Who I am

I’m a Product Designer with 14+ years of experience. I'm currently designing at Wonderschool, helping making early childhood education more accessible.

I design products in fast-moving, imperfect conditions, where requirements change, data is incomplete, and decisions still need to be made. My strength isn’t following a rigid process; it’s applying judgment, taste, and product intuition to move things forward responsibly.

I’ve spent my career designing at startups where design often lives in conversation, tradeoffs happen quickly, and success depends on aligning user needs with business realities. I’m comfortable making calls with limited information, explaining why those calls matter, and adjusting when new signals appear.

I believe good design doesn’t just improve interfaces, it reduces organizational anxiety, aligns teams, and creates momentum.

How I work

I design by making decisions visible. In environments without perfect research or long runways, my focus is on surfacing the right questions early and being explicit about tradeoffs. I prioritize clarity over ceremony and progress over perfection.

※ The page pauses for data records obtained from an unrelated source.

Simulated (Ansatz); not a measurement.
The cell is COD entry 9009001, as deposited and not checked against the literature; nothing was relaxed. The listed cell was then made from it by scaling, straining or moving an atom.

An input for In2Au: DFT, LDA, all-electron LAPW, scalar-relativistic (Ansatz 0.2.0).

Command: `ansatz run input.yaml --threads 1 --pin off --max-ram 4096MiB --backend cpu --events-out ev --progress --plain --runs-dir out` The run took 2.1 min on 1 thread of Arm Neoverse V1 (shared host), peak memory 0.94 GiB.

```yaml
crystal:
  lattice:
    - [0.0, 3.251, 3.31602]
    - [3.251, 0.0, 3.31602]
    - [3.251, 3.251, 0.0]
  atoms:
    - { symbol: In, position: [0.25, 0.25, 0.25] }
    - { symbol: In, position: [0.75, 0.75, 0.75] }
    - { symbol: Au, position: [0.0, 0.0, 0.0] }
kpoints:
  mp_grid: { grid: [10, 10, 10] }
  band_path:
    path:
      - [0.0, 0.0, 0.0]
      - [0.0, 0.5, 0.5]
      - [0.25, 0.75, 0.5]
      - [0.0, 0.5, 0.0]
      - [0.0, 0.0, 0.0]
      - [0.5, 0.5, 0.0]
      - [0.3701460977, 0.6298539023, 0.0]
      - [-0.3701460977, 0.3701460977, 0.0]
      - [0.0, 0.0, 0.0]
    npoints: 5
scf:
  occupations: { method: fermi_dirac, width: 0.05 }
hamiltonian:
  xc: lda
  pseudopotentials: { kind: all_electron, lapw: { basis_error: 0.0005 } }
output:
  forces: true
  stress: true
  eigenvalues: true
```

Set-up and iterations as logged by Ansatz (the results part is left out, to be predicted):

My approach typically looks like this:
1. Clarify the real problem (often different from the initial ask)
2. Identify constraints early—time, data, tech, business pressure
3. Explore multiple directions quickly, then narrow decisively
4. Communicate reasoning clearly to PMs, engineers, and stakeholders
5. Ship, observe, and refine

My collaboration style:
I work best in close partnership with product and engineering, especially when direction is ambiguous. I’m thoughtful about when to push back, when to align, and when to move forward despite uncertainty. I value direct communication, shared ownership over outcomes, respect for different lenses (design, engineering, business).

What I optimize for:
User understanding over novelty
Product coherence over one-off wins
Long-term trust over short-term metrics

How I've grown

What I’ve learned designing in the real world:

Process is a tool, not a requirement. The value is in thinking clearly—not in how many artifacts exist.

Most product problems are alignment problems.
Design often succeeds or fails based on how well teams share context.

Good judgment beats perfect data. Especially when speed matters.

Taste compounds. Strong design decisions build trust over time, even if impact isn’t immediately measurable.

What you can expect from me
A designer who is calm in ambiguity, thoughtful about tradeoffs, honest about constraints, and focused on shipping work that actually helps people.